Overseas buyers of U.S. Treasury debt stepped up their purchases in August after two months of declines. Foreign holdings increased after lawmakers in Washington ended a fight over raising the government's borrowing limit.
The Treasury Department reported Tuesday that total holdings rose 2 percent to $4.57 trillion, following the first decreases since April 2009. Japan and Britain, two of the three largest buyers of U.S. Treasury debt, both boosted their holdings.
But China, the largest foreign buyer, cut its holdings 3.1 percent to $1.14 trillion.
Congress and the Obama administration reached a deal on Aug. 2 to increase the nation's borrowing limit by more than $2 trillion, just hours before the U.S. faced a potential default on its debt. Days after that deal was reached, Standard & Poor's downgraded the credit rating on long-term U.S. debt one notch from AAA to AA+.
The decline in China's holdings was the first decrease for that country since a 0.8 percent decline in February.
Japan, the second-largest buyer of Treasury debt, increased its holdings 2.4 percent to $936.6 billion while Britain, the third-largest buyer, boosted its holdings 12.4 percent to $397.2 billion.

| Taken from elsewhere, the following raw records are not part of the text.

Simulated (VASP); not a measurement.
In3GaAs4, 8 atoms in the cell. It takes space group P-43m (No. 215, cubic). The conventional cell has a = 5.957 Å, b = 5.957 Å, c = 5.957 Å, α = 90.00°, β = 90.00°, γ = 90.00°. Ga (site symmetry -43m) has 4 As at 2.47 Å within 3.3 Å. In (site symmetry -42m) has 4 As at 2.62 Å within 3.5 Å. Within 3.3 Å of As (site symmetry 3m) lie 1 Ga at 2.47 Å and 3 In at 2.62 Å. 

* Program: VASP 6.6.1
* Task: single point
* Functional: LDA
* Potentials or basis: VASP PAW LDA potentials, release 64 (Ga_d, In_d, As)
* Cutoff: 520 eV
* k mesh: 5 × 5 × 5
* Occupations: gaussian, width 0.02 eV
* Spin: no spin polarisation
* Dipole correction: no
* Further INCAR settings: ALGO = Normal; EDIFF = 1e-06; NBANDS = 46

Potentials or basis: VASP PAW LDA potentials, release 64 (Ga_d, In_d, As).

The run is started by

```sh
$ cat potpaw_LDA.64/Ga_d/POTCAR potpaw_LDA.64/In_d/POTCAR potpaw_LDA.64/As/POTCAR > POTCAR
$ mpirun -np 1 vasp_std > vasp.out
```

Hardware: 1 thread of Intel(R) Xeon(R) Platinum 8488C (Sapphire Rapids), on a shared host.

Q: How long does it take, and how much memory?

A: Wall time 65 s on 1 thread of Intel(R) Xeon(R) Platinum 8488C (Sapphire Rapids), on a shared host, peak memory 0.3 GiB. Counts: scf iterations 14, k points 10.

The 2 percent rise in overall holdings came from a big 6.5 percent rise in holdings of private investors. Holdings by foreign governments were up a much smaller 0.2 percent in August. Foreign holdings, primarily by central banks, represent 70 percent of total foreign ownership of U.S. Treasury securities.
Net purchases of long-term securities, a category that includes not only U.S. government but also bonds sold by U.S. companies, increased by $57.9 billion in August, the biggest monthly gain since a rise of $61.3 billion in December 2010.